To find the maximum overclock of our card we used a combination of Rivatuner, ATITool and our benchmarking suite. In order to enable overclocking of the G94 cards using Rivatuner, you just edit rivatuner.cfg and add the device id in our case "0622h" to the G92 section.
An interesting thing I noticed when testing the card was that on my GIGABYTE motherboard the BIOS screen would not show up on my analog CRT, only when the card came to the Windows Desktop the display would turn on. This was encountered on both DVI outputs. When using the card on an ASUS P5K3 this problem was not seen, so I would say it is an issue with the GIGABYTE motherboard.

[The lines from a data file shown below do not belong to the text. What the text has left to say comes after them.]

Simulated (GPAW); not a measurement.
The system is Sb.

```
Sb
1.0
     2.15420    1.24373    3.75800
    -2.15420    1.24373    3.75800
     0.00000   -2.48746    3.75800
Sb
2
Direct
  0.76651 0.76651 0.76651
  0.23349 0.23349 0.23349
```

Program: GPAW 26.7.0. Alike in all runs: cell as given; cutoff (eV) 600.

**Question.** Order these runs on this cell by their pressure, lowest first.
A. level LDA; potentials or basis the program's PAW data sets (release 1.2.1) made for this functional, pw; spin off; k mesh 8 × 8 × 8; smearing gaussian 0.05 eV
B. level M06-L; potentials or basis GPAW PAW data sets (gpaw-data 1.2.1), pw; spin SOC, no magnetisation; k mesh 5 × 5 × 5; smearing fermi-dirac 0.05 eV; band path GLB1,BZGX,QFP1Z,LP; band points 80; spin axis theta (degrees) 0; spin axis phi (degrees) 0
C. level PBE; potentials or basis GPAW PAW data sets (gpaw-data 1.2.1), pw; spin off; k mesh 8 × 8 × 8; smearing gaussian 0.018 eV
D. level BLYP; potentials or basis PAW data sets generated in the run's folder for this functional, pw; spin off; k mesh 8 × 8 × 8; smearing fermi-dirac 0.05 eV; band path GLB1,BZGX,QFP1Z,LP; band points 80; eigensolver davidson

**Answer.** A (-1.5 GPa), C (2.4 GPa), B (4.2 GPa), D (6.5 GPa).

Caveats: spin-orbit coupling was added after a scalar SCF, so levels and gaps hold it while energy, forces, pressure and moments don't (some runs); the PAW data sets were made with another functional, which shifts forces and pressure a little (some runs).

The final overclocks of our card are 740 MHz Core (2 % overclock) and 1096 MHz Memory (10 % overclock). These overclocks are over the stock speeds of the Zotac AMP! Edition, which is already overclocked compared to the NVIDIA reference design. When comparing the clocks to the standard GeForce 9600 GT we see overclocks of 14% on core and 22% on memory.
Wrong Core Clock?
During testing I noticed that the core clocks reported by Rivatuner Monitoring do not match the clocks returned by Rivatuner Overclocking and GPU-Z:
RT Overclocking and GPU-Z read the clocks from the NVIDIA driver, displaying whatever the driver returns as core clock. Rivatuner Monitoring however accesses the clock generator inside the GPU directly and gets its information from there. A PLL to generate clocks works as follows. It is fed a base frequency from a crystal oscillator, typically in the 13..27 MHz range. It then multiplies and divides this frequency by an integer value to reach the final clock speed. For example 630 MHz = 27 MHz * 70 / 3.
The information which crystal is used is stored inside the GPU's strap registers which are initialized from a resistor configuration on the PCB and the BIOS. In the case of the GeForce 9600 GT the strap says "27 MHz" crystal frequency and Rivatuner Monitoring applies that to its clock reading code, resulting frequency: 783 MHz = 27 MHz * 29 / 1. The NVIDIA driver however uses 25 MHz for its calculation: 725 MHz = 25 * 29 / 1. This explains the clock difference and can only be seen on the core frequency (the memory PLL is running at 27 MHz). Now the big question is, who is wrong? When I asked NVIDIA about this phenomenon they replied: "The crystal frequency is 25MHz on 9600GT. Clock is 650MHz". So far so good. But why would you want to use a 25 MHz crystal for core and a 27 MHz one for memory? And why is the only crystal I see on the PCB a 27 MHz one?
Unwinder has modified Rivatuner's monitoring code to ignore the 27 MHz information from the straps and use a hardcoded 25 MHz value instead in order to return "correct" values. Unless NVIDIA sheds some light on this issue it remains unclear what correct is. It is well possible that NVIDIA planned to use a 25 MHz crystal, yet production placed a 27 MHz crystal on the board causing all GeForce 9600 GT cards to run at a 8% (= 27 / 25) higher core clock speed than intended.
I tried running fillrate performance tests to determine which core frequency the card is really running at but those were inconclusive. Also I do not know of a way to physically measure the core frequency using an oscilloscope or frequency counter.
Temperatures
For a single slot cooler, these are very nice temperatures. Unfortunately the cooler tends to be noisier than necessary as mentioned before. I would have prefered a bit higher temperatures with less noise.